A friend and colleague said, “just need to get my head round that Google+ thingy.”
It is similar to comments I have heard from a lot of people. They may have heard about Google+, but don’t really know what it is or what to do with it. That is mainly down to two reasons. 1. When it was first launched, Google hailed it as the ‘social spine’ of Google. Not many people understood what that meant. 2. Google+ has changed a lot since it was launched, which means a lot of preconceptions about what it was or is are simply wrong.
Let’s start with the basics. Google+ is a social network, like Facebook or Twitter. When you sign up for a G+ (as it is affectionately known) account, you can follow people and brands and create your own posts too.
Posts you create on Google+ are either public or private. You control who sees what when you post, by selecting either Public or something else. The something else is usually a person’s name, a circle, a collection or a community.
Circles are how you group people and pages you follow. For instance, you would put your family in your Family circle, your friends in your Friends circle and neuroscientists in… yep, a Neuroscientists circle. People and pages (that’s brands) can be in more than one circle.
Circles are also used to filter your stream. So if you only want to see posts from family members, you can.
Collections are groups of posts you create or re-share under a specific theme. You set the visibility of a collection when you create it. So they can be public or private, just like a normal post. You can even create a collection that is visible only to you, which is handy if you want to bookmark a specific conversation or return to something later when you have time.

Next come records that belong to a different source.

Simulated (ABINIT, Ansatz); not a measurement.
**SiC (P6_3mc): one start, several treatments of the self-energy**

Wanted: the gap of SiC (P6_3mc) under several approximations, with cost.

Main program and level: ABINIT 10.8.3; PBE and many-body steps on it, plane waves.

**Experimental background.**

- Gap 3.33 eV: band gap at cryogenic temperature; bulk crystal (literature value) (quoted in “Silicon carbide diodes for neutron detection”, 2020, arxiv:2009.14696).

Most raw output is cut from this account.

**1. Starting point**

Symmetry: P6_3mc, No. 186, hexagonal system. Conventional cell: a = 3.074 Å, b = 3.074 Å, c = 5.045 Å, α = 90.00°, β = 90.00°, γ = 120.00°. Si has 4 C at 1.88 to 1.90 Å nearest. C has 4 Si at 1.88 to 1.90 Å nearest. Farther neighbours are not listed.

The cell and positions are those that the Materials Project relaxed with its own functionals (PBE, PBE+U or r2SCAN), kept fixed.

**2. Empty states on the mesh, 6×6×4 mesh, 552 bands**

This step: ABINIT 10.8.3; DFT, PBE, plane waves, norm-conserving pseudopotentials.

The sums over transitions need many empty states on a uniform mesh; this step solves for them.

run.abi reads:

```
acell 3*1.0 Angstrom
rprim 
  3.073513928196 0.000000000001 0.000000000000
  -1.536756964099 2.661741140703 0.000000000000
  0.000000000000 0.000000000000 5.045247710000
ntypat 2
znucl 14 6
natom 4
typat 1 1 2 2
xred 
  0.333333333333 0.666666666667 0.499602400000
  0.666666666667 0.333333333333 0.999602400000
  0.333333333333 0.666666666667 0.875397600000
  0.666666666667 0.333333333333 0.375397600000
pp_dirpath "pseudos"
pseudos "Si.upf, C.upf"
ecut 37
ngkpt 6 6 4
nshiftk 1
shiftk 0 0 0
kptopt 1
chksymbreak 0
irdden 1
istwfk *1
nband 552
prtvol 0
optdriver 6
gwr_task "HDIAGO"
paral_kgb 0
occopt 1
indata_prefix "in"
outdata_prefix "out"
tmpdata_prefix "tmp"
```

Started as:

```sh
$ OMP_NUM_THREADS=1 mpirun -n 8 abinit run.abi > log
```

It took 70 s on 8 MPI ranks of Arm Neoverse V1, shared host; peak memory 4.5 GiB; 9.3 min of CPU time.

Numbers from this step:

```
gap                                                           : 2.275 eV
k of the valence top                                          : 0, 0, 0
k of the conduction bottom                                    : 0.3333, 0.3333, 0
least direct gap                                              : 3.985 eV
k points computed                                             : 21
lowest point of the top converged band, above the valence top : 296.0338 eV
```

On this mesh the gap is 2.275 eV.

Google+ has always been about interests and so it allows you to follow collections without following the person and vice versa. You may be interested in my green technology posts, but loath my technology column posts. With collections you can safely follow one and not the other. Although I would encourage you to follow both!
Communities are just that and from experience (and if moderated well) can be a rich source of helpful information and - erm - community.